I am having an arp problem on one of my switches, a cat 6509. 
(Technically I suppose it would be with the MSFC...)

Here's my setup:

M$ Cluster(Vlan1) --> 6509ios <-trunk-> 6509cat --> Users(Vlan2)

The switches are flat, both have all Vlans. 6509ios is the gw for Vlan1 
and 6509cat is the gw for Vlan2.

We have an M$ cluster set up and being tested, we found that during a 
failover the systems on the same VLAN seem to be okay with picking up 
the new MAC address fairly quickly, they miss one ping, but crossing 
VLAN's does not work until I clear the ARP cache in the switch.
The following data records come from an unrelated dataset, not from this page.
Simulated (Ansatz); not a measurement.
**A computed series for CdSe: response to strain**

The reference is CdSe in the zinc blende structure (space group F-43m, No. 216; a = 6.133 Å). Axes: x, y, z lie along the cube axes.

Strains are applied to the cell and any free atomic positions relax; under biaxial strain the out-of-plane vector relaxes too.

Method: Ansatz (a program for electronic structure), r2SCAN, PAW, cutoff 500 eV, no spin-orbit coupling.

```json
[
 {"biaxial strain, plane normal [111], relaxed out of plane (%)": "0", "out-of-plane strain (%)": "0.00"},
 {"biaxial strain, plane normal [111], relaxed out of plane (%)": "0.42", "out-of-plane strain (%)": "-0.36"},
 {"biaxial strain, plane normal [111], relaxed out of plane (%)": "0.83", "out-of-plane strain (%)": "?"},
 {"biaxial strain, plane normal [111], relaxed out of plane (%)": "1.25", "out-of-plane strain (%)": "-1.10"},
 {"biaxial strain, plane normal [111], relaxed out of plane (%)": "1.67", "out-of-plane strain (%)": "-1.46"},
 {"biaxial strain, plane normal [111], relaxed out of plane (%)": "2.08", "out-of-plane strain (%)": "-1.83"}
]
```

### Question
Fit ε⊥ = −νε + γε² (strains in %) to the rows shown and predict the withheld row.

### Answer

It would appear as if the cluster sends a grat arp and the 6509ios 
recieves it but the 6509cat never see's it. I'll try to hit it with a 
sniffer later to be sure.

  --
Laugh at your problems; everybody else does.
0
Reply wil (2) 3/16/2005 1:40:12 PM

Ah ha, found the exact bug reported:
http://support.microsoft.com/?id=244331

Now, how to fix....

  --
Laugh at your problems; everybody else does.



Wil Schultz wrote:
> Howdy everyone,
> 
> I am having an arp problem on one of my switches, a cat 6509. 
> (Technically I suppose it would be with the MSFC...)
> 
> Here's my setup:
> 
> M$ Cluster(Vlan1) --> 6509ios <-trunk-> 6509cat --> Users(Vlan2)
> 
> The switches are flat, both have all Vlans. 6509ios is the gw for Vlan1 
> and 6509cat is the gw for Vlan2.
> 
> We have an M$ cluster set up and being tested, we found that during a 
> failover the systems on the same VLAN seem to be okay with picking up 
> the new MAC address fairly quickly, they miss one ping, but crossing 
> VLAN's does not work until I clear the ARP cache in the switch.
> 
> It would appear as if the cluster sends a grat arp and the 6509ios 
> recieves it but the 6509cat never see's it. I'll try to hit it with a 
> sniffer later to be sure.
> 
>  --
> Laugh at your problems; everybody else does.
0
Reply Wil 3/16/2005 2:45:53 PM


Ah ha, found the exact bug reported:
http://support.microsoft.com/?id=244331

Now, how to fix....


Well, you could reduce the arp timeout  value on the interface that has
the MS cluster. This may not be advisable if it is a large segment, but
it will reduce the time that the router takes to age out arp entries.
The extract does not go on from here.